Javier Tanoira’s Reflections on Argentine Polo, published last June, brings to mind the 18th century English poet Alexander Pope for his immortal line, What often was thought but never so well expressed.
Reflections is a critique of the malaise which now afflicts polo at its peak, the high-goal Argentine game, coupled with a truckload of proposals to change the rules (or return to existing rules, since abandoned, as played before patron polo took hold) to recover the magic which Tanoira insists the game has lost.
He brings impressive credentials to his task. Born in 1971, at 15 he was introduced by Gonzalo Pieres to the professional game, playing with White Birch at Palm Beach. He won the Rolex Gold Cup with Revlon in 1992, contested the Argentine Open in 2000 and 2001 with brief bouts of polo in India, Morocco, Germany and Australia. A seven-goaler at his peak and now 38, he confronts modern polo not as an aging warrior nostalgic for the glory days long gone but as a peer of those who dominate the high-goal game today.
Equally impressive is his lineage: the son of Luisa nee Miguens, architect and author of Passion & Glory: A Century of Argentine Polo (2009) and of Gonzalo Tanoira who died in 2004 while President of the Argentine Polo Association (AAP) and is recalled as one of the foremost 10-goalers of his era. In 2003, insisting he no longer enjoyed it, Javier retired from the professional game, and since his father’s death has managed the Tanoira family’s Polo Argentino stud, confining his own polo to practice chukkas with family and friends. “It’s much more fun,” he says. “Believe me.”
To those who believe polo has changed for the worse, Reflections is mandatory reading. In some 90 pages, more than 25,000 words, he argues the case for radical reform to save polo from eventual oblivion. His treatise combines clarity of purpose and thorough research with an impassioned appeal to the Argentine polo community for support. In its English version, Reflections is well served by Sharon Chavanne, a professional translator and stepmother of high-goaler Santiago Chavanne, Javier’s brother-in-law. Witness its concluding paragraph:
In this country, which suffers…from chronic economic and political instability through its corruption; grants in exchange for votes; mistakes in governmental agriculture and livestock policies; its infinite poverty spread out over all the National Territory; we have gold dust in our hands in an activity that is solid and from which many families derive a livelihood and at which we are, undoubtedly, the best in the world. But we didn’t create that; we inherited it from our parents; grandparents and all the polo lovers who are no longer with us. It is my belief that it is our duty to preserve it; to look after it, each one from his own place, doing the best we can do, so that Polo Argentino continues to be the best polo in the world for a very long time to go. Thank you for your time; I embrace you all.

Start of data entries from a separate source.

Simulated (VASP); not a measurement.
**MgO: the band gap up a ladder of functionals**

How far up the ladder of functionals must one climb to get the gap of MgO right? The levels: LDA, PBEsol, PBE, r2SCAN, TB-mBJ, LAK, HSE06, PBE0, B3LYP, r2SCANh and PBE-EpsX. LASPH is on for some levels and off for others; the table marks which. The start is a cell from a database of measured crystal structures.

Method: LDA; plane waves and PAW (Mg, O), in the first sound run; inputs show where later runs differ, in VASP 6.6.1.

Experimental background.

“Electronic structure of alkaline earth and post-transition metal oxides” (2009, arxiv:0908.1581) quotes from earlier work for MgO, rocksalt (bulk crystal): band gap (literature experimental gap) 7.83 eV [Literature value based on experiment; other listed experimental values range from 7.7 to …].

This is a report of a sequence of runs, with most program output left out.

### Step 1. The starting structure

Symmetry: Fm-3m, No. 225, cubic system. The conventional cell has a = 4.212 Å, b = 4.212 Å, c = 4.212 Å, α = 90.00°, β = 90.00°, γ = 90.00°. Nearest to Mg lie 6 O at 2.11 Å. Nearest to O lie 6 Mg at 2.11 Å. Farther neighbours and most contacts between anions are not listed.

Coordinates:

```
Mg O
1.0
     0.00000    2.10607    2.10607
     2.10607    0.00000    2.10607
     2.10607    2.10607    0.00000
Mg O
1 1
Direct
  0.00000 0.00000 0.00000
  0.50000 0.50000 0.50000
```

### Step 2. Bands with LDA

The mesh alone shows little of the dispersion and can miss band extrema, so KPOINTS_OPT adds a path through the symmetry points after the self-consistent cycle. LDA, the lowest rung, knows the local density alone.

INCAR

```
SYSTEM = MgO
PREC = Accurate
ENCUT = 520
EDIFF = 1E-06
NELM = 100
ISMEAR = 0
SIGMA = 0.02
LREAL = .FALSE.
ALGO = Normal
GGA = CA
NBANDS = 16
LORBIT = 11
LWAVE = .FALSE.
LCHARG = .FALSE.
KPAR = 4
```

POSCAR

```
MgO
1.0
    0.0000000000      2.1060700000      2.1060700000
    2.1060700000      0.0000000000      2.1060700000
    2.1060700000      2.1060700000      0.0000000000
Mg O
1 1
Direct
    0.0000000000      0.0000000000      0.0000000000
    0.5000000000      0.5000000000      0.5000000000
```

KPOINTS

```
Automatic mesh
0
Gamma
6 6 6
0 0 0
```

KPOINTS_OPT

I was a polo journalist resident in Buenos Aires for four years, during which I interviewed former and current high-goal players for their thoughts on how polo had changed for good or ill. In Tanoira’s conclusions, drawing on scores of interviews with players past and present, breeders, umpires, and officials, I recognise clear echoes mine, while accepting that he brings an insider’s grasp of the issues far beyond my own.
For Tanoira as for senior AAP figures, the final of the 2008 Argentine Open, La Dolfina versus Ellerstina, was an epiphany, confronted as they were by the spectacle of high-goal Argentine polo in meltdown. In Tanoira’s words, “…a cut-up [broken], slow game; fouls galore…I became aware that players found that they were more efficient when forcing a slow game in which being in possession of the ball and not passing it, was the key, and by scoring through penalties.”
Are the umpires to blame, as so many polo aficionados insist? No, he says. “It is the players who determine what should be called and what not, and that is not right. It is the Argentine Polo Association that should establish the criteria…” Starting in the late 1970s, it seems Eduardo Moore started the fashion of appealing against nearside opponents challenging him, entirely legally, for possession of the ball. He continues:
“Nowadays it is almost impossible to see good refereeing because it is also impossible to watch a good match. The umpires have to be looking attentively not at the two or three players going towards the ball, but at the one who has the ball; the one who marks him; the one who blocks him; the one who counter-blocks him; the one coming up from behind; the one who attempts to block the one coming up from behind. This is the typical play we are likely to see: a gallop with five or six players heaped together in less than 24 square yards; one has the ball and he touches it with strokes that are not longer than 60 inches, and all the rest are playing each other off with their sticks raised. How can we expect the umpire to do a good job?”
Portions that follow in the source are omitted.